Friday 19 April 2024

Defending the Malay Barrier: Turn 2, 1st - 15th January 1942, Japanese EAF Patrol v EasGroup (USN) Sweep

The second Japanese patrol was also successful intercepting the USN EasGroup which is the subject of the next game.

The heavy cruiser Nachi with 4 Shiratsuyu class destroyers are on a reciprocal course with the US sweep which it sights at a distance of 23,000 yards (115cm). The US force consists of the cruisers Houston and Boise escorted by 9 Clemson class 4-stacker destroyers.

An overview at the start.
Continued -
A lucky opening salvo from the Nachi hits the Houston (lead cruiser in the photo) breaching a bulkhead. The US ship fortunately stops the flooding limiting the damage to one hull box.

In turn 2 the Houston delivers a devastating reply. It rolls 4 x D12's representing its 8" batteries firing at long range. '1's are required to hit and incredibly 3 x 1's are rolled! This translates to 4 hits. The Nachi loses B and C 8" turrets, a float plane causing a fire, and one hull box.

The US destroyers race to close the gap to neutralise any threat from the Japanese destroyers and launch their torpedoes.

The Nachi continued to sustain significant damage from the accuracy of salvos from the Houston and Boise causing two more fires and all except 'Y' turret knocked out. 

Return fire by the Nachi as largely ineffectual with just one hull box destroyed on the Houston.

The Japanese decided to withdraw under the cover of smoke with all ships firing their Long Lance torpedoes to deter any US pursuit and may even get lucky!

The USN, seeing an opportunity to finish off the Nachi turned at full speed to close the gap. The lone US destroyer at the top of the photo, the Stewart, engaged the lead Japanese destroyers before they were lost in smoke inflicting significant damage on their flotilla leader, Umikaze, knocking out 2 turrets and 2 hull boxes. The Stewart received damage from return fire including a fire which was quickly doused.

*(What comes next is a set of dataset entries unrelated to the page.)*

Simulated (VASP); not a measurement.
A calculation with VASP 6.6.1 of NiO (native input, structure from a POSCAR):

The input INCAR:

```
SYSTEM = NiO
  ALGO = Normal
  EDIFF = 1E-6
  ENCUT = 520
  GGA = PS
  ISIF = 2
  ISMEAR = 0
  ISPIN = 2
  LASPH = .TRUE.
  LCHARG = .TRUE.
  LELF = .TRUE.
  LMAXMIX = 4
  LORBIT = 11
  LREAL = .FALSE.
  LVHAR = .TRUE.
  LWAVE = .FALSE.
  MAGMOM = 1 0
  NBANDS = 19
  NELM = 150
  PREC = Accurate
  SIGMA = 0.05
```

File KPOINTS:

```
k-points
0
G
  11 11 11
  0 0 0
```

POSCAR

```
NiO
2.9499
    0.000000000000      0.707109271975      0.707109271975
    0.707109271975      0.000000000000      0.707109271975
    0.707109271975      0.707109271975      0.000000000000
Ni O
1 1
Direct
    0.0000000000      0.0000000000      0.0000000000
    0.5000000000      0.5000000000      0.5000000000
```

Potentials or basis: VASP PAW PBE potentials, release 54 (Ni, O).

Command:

As the US ships ploughed towards the Japanese which were now screened by smoke, they found themselves frantically attempting to avoid numerous torpedoes streaking towards them.

Two torpedoes struck the Edsall (bottom right) quickly sending her to the bottom. Another torpedo found the Houston (top right) crippling her and reducing her speed to 14 knots.

A view towards the Japanese with the Nachi having successfully doused all fires before too much damage was caused.

The US flotilla lead by the John D. Ford were hoping to fire their torpedoes at the Nachi before the order came through to withdraw. Although the Houston had sustained too much damage to continue, they still had sufficient strength to attempt to intercept one of the invasion convoys and Admiral Glassford did not want to risk any further loss.
Had it not been for those final torpedo salvos this could have been very embarrassing for the Japanese. In victory point terms this translated to 4 for the Japanese and 3 1/2 for the US. More importantly though, the US fleet has a chance of attacking an invasion convoy.


  1. Gosh! Was this a case of getting too greedy? Surely the convoys are the real target and a neutralised surface group is all that's required to further that aim...
    Enjoying this campaign and looking forward to the next action.

    1. Definitely a little rash there Rob. The USN saw the chance of easily sinking a large Japanese cruiser only to rush into a mass of long lance torpedoes! Not looking too bad for the USN though who now have a clear run at a convoy so long as they can locate them.

  2. A most interesting game report. I am pleased you are posting again on this naval campaign. I look forward to further news from the front.

  3. Interesting treatment of the campaign. Several unusual scenarios in a row. Great AAR .

  4. Another cracking instalment in this campaign Jon:)!